A newspaper noted in 1891 that about a ton of opium was stored in the customs house in Port Townsend, “the result of many months’ work on the part of the customs officers.” The opium, however, was likely to be auctioned off, and if previous auctions were any indication, the smugglers would buy it back for a fraction of its nominal worth, and it would once more be on its way to the eventual user, this time legally.
Wolcott and its crew declared a victory in 1891 when they captured five different groups in 15 days, and “the smugglers were all driven to the land for a chance to operate successfully . . . the activity of the Wolcott is practically breaking up all smuggling on the straits, which during the last two years has been a perfect harvest to scores of men.”
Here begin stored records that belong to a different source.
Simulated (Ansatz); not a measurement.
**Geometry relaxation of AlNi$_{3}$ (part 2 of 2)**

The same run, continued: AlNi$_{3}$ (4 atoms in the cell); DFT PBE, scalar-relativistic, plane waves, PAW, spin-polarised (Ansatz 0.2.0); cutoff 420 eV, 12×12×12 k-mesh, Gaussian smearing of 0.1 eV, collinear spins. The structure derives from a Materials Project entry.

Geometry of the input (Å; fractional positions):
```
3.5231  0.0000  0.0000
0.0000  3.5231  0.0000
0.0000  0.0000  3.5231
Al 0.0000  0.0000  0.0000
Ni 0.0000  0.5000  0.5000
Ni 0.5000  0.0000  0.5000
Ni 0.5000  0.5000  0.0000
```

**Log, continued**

The good work continued. In October of 1891, Wolcott captured 13 men on San Juan Island. The Portland Oregonian gave credit to the cutter’s captain, who had sent one of the steam launches to guard the island the previous week and then dispatched several men to pose as shipwrecked sailors. “They went to the cabin of the smugglers and asked for shelter. After being there for two days, and having secured sufficient evidence against the smugglers, they sent for the cutter.” Wolcott and its crew apprehended the men and “cut off the escape for the rest.” They expected to capture the entire gang, but “the smugglers are said to be well organized and their operations extend over a wide territory.”
The new steam launches had arrived in 1891, yet smuggling continued apace. By September 1893, American officials were even more outraged by the practice, and two more revenue cutters were ordered to Puget Sound, one from New York and one from Lake Erie. Both boats were to be armed with rapid-fire batteries of four guns each. The boats duly arrived, but not without criticism: one correspondent to the New York Times suggested the assignment was incredibly foolish, for “the unlawful trade referred to is carried on in those waters under cover of night mostly, and in boats, row and sail, through divers bays and inlets, creeks and other shoal waters, where vessels of the revenue cutter service cannot go in chase.” It would be far better, he suggested, to break up the “nefarious trade” with more steam launches that could chase down the smugglers’ boats.
The cutters did make their laborious way west, but there were problems no ship could solve. Customs officials and police turned out to be eminently bribable, and even a special treasury agent was found to be part of a smuggling ring. Customs and transport officials dismissed for cause, or not, continued to snuggle up to the smugglers, selling information they had gleaned through their jobs. Far from being considered the good guys, efficient agents earned “the bitter hostility of those who have not learned that smuggling is an infraction of the statutes of the United States, and as such is regarded as a crime.”
Even diligent and relatively honest officials could not stem the tide of opium smuggling, for a successful operation usually captured only a small fraction of the opium smuggled into the United States. Something more was needed, thundered the New York Times in 1903:
For thirty years, Puget Sound has been the seat of the greatest opium and Chinese smuggling operations in the country, and the Government has spent hundreds of thousands of dollars in attempting to stop small sloops from Victoria or other British Columbia ports . . . They have every opportunity to escape among dozens of islands, and an immense fleet of revenue cutters would be necessary to thoroughly patrol every passage and island coast.
And something more was introduced. The revenue cutter Grant was fitted with telegraphic apparatus and could be rapidly dispatched to chase and capture any suspected opium smuggler. The Times continued, “Capt. Tozier, who has chased smugglers for years, declared wireless telegraphy will stop smuggling.”
But smuggling continued. Six months later, secret agents seized 2,000 pounds (910 kilograms) of opium, worth $30,000. It was the largest amount of opium ever seized in the United States—or so they claimed. They also hauled in one of their Mr. Bigs: “Big” Stevens, along with two other leading smugglers, thus breaking up, they declared, a smuggling ring that had been operating on the sound for more than a year. The catch was credited to a secret agent seconded from New York two months earlier.
And so it went, with special agents, revenue cutters, wireless telegraphy, informers, arrests and confiscations all thrown into the battle against the opium smugglers. But everyone knew the truth: they could reduce the traffic, but as long as demand existed, it could not be stopped.